Ipad pros: enough brightness (nits) to make your eyes bleed who does that high of ratio? In direct sun maybe.
That's not the point of high nits. We're not talking about an all white web pages on a screen cranked up to maximum brightness. In fact, if for example you're doing just text entry all day in an office, you might want to set up your screen at 120 nits or something like that.
Instead, for high dynamic range content, we can have a very dark scene but with very bright highlights, but with detail still present in those highlights. Or we may have a blue sky with clouds with detail in the clouds, that you would not otherwise be able to resolve if the screen maxed out at say 500 nits.

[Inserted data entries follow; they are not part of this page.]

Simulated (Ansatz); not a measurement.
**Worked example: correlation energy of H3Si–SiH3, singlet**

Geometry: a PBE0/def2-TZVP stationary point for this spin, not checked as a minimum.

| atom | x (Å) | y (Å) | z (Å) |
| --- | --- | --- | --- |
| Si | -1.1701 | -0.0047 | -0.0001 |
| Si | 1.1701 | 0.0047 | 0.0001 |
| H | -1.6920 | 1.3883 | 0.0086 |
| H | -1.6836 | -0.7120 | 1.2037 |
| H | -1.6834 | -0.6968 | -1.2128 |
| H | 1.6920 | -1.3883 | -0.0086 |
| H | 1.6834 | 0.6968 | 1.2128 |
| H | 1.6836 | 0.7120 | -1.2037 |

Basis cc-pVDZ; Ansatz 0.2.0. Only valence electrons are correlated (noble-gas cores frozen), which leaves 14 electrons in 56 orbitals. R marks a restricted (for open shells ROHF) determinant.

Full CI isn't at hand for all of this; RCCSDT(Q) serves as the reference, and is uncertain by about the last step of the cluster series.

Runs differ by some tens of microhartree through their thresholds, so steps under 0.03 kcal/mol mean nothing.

With a screen that can't go as bright you have two main options when dealing with very bright highlights:
1. After a certain point - the screen's max brightness - all whites are the same. Bright and brighter are all displayed the same as a sea of white, because everything above the max of the screen is clipped.
2. Whites can be re-mapped on a gradient to be not as bright, so bright is a little darker and brighter is near the max that the screen can display, but the problem here is a lot of whites show up more as bright greys.
This is not a high nits image, but I'm using it as an example to illustrate a point:
You could design a scene where a highlight is say 1000 nits, but with parts 500 nits and parts 750 nits and parts 1000 nits. However, the overall scene is quite dark because most of the image is dark. A 1000 nit OLED screen would be able to show the true blacks as actual true blacks, but would also be able to differentiate the details at 500 vs. 750 vs. 1000 nits in bright highlights. OTOH, a 500 nit screen that clips whites would show all those highlights at the same 500 nits with no differences between them. Or if you didn't want to clip whites on that 500 nits screen, you could remap the whites to show more detail, up to that 500 nits maximum.
Here you can see that with the screen that maxes out at 400 nits, not only does the remapped white look grey, it also shows less shirt detail than the 650 nits screen.
Sony used to master its movies to 1000 nits. Such content would look best on a 1000 nit screen, even if the average brightness is only say 100-200 nits. However, I believe going forward Sony will be mastering their movies to 4000 nits. And some video games are already mastered to 10000 nits.